A Church With No Members?

A column I read today in The Presbyterian Outlook got my attention. Church-leadership consultant Tom Ehrich was writing about the declining popularity of church membership (“The New Age of Ad Hoc Connections,” Presbyterian Outlook, November 24, 2014).

While that may sound like bad news, he doesn’t think it’s necessarily so. It just reflects growing trends in the larger society against joining any kind of organization.

This is nothing new. Sociologists like Peter Berger have been telling us this for years. His famed bowling-leagues study documented how bowling has not diminished in popularity, although bowlers no longer like to join leagues and commit to being at the alley with their team one day per week.

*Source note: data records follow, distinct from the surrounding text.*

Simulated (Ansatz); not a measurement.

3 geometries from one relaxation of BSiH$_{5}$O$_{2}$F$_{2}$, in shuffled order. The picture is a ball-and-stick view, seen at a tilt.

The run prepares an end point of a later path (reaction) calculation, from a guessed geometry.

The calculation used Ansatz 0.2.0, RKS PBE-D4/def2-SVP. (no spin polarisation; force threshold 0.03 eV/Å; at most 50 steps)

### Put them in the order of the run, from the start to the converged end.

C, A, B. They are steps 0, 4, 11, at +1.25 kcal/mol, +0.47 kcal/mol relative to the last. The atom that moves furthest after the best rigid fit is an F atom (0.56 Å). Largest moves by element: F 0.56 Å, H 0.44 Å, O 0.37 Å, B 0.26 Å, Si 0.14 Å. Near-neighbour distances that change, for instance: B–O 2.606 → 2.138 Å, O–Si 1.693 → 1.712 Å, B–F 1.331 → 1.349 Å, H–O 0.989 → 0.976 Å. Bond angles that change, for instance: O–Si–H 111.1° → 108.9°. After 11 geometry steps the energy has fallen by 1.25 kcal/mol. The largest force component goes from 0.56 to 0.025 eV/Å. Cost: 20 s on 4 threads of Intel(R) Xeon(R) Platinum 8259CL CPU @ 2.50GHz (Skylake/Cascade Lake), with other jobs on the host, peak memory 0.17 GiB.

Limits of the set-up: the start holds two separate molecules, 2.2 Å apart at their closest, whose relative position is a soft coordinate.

The whole idea of “belonging” to a group just isn’t attractive anymore. Folks would rather go it alone, connecting with others in ad hoc ways as the need or opportunity arises.

“People are just living in different ways,” says Ehrich. “Not better or worse, just different. Wise church leaders will dial down the membership lingo and learn to offer a variety of venues, some of them ad hoc, where people can connect.”

As examples, he lists a number of brief-duration mission and service events churches have organized: packing seeds to send off to African farmers, building houses for Habitat for Humanity, delivering toys to needy children at Christmas, disaster-relief work, etc.

The membership rituals of the past hold little meaning, he goes on. “People today value groups and networks, but they want them to be free-flowing and ad hoc, centered in hanging out, last-minute planning and discovering new venues. This is an age of pop-up stores and restaurants.”

Could there ever be such a thing as a pop-up church? The Presbyterian Church is actually experimenting with such an idea, with its 1001 Worshiping Communities initiative. While not exactly pop-up churches, the new communities being fostered — based on informal gatherings in all sorts of places — do have something of that ad hoc quality. The idea is to experiment with new ways of being church together. Some of them may grow into recognizable congregations someday. Others may become something else altogether — but still a part of the Body of Christ.

Maybe Jesus himself provides a different standard. At the end of his Parable of the Sheep and the Goats, the king says: “For I was hungry and you gave me food, I was thirsty and you gave me something to drink, I was a stranger and you welcomed me, I was naked and you gave me clothing, I was sick and you took care of me, I was in prison and you visited me.” (Matthew 25:35-36)

Not a hint, there, of letters of transfer.

Don’t worry so much about membership, Ehrich assures us. “Churches should ramp up their communications, so that when a need arises, they can send out a call for caring. Then just let people serve as they can, without imposing a membership expectation.”

But how, then, to measure our successes and failures? The answer, I suppose, is “We don’t.” At the end of the day, it’s not our successes that matter. It’s what the Holy Spirit is doing in our midst.

What do you think? Is church membership growing obsolete? If so, what’s emerging in its place?